Log data

I need to do

pip install psutil 

in the terminal to get the library I need.

Do some reading about this library here.

In os_utilities I add the line

import psutil 

beside the other import statements.

Then I add a function cpu_load() in os_utilities.py to gather useful information, it almost doesn’t matter what I gather, this is meant as an example only.

def cpu_load():
    # Return significant numbers relating to the CPU
    #print(f"Number of CPUs: {psutil.cpu_count()}" )
    #print(f"CPU load: {psutil.cpu_percent()}")
    return(psutil.cpu_count(), psutil.cpu_percent())

I used the print statements for testing and then commented them out.

Back in Section 7 we learned how to do basic file handling, I’m going to reuse that code now. I modify my main program and call it cpu_log.py and I change the file extension to “.csv”.

I use time.sleep to create a one second delay.

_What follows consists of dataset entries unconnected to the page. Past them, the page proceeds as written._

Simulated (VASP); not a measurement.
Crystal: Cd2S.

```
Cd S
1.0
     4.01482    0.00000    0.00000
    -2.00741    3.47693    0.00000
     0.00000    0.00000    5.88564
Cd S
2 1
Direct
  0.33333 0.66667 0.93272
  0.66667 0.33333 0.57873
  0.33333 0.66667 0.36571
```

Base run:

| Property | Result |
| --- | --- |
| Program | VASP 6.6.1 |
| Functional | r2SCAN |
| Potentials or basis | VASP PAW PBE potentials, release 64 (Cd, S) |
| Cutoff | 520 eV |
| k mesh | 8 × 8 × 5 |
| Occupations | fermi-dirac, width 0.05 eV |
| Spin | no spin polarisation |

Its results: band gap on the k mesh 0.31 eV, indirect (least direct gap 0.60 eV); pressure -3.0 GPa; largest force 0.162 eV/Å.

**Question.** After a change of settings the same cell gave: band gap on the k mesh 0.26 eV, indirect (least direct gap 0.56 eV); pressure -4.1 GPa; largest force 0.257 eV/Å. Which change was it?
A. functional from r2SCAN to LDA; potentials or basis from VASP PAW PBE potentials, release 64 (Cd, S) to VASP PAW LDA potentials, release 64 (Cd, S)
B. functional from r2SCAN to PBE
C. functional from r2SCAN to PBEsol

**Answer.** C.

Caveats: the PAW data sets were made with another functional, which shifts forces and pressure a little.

If you have a program running in an endless loop, in Visual Studio Code, click into the terminal window and press [ctrl][c] to exit. If you run code in the Linux or Windows terminal window, the same approach works.

I wrote edited main.py

""""
Main.py

Tested with Python >=3.6

By: JOR
    v0.1    26AUG21     

"""
from file_utilities import path_name, log_file_name
from os_utilities import detect_os, cpu_load
from time import sleep

# Check the OS in use, and figure out a log file name and path
this_os = detect_os()
log_path = path_name()
filename = log_file_name(".csv")

# Loop forever
while True:
    # Sleep for 1 second
    sleep(1)
    # Get a time stamp for this line
    timestamp = log_file_name("")
    # Get some information
    information = cpu_load()
    # Create a line for the logfile, convert the integer values to string
    logline = timestamp + ":" + str(information[0]) + "," + str(information[1]) + "\n"
    # Now write it to the logfile
    try:
        with open(filename, "a") as file_handle:
            print(f"logging to {filename}")
            file_handle.write(logline)
    except IOError as err:
        print(f"IOError was {err}")
    except EOFError as err:
        print(f"End of file error was {err}")
    except OSError:
        print("OS Error")
    except:
        print("General Error")

Note that I used the log_file_name() function with no extension to generate a timestamp for each line in the logfile. Read and understand this program, then run it.

Testing

Run the code for a few minutes to verify it saves data once per second. Do that more than once, verify that a new logfile is created each time.

A comma space delimited file is a typical way to exchange sensor data.

You should be able to open and process the log file in Excel, check that now.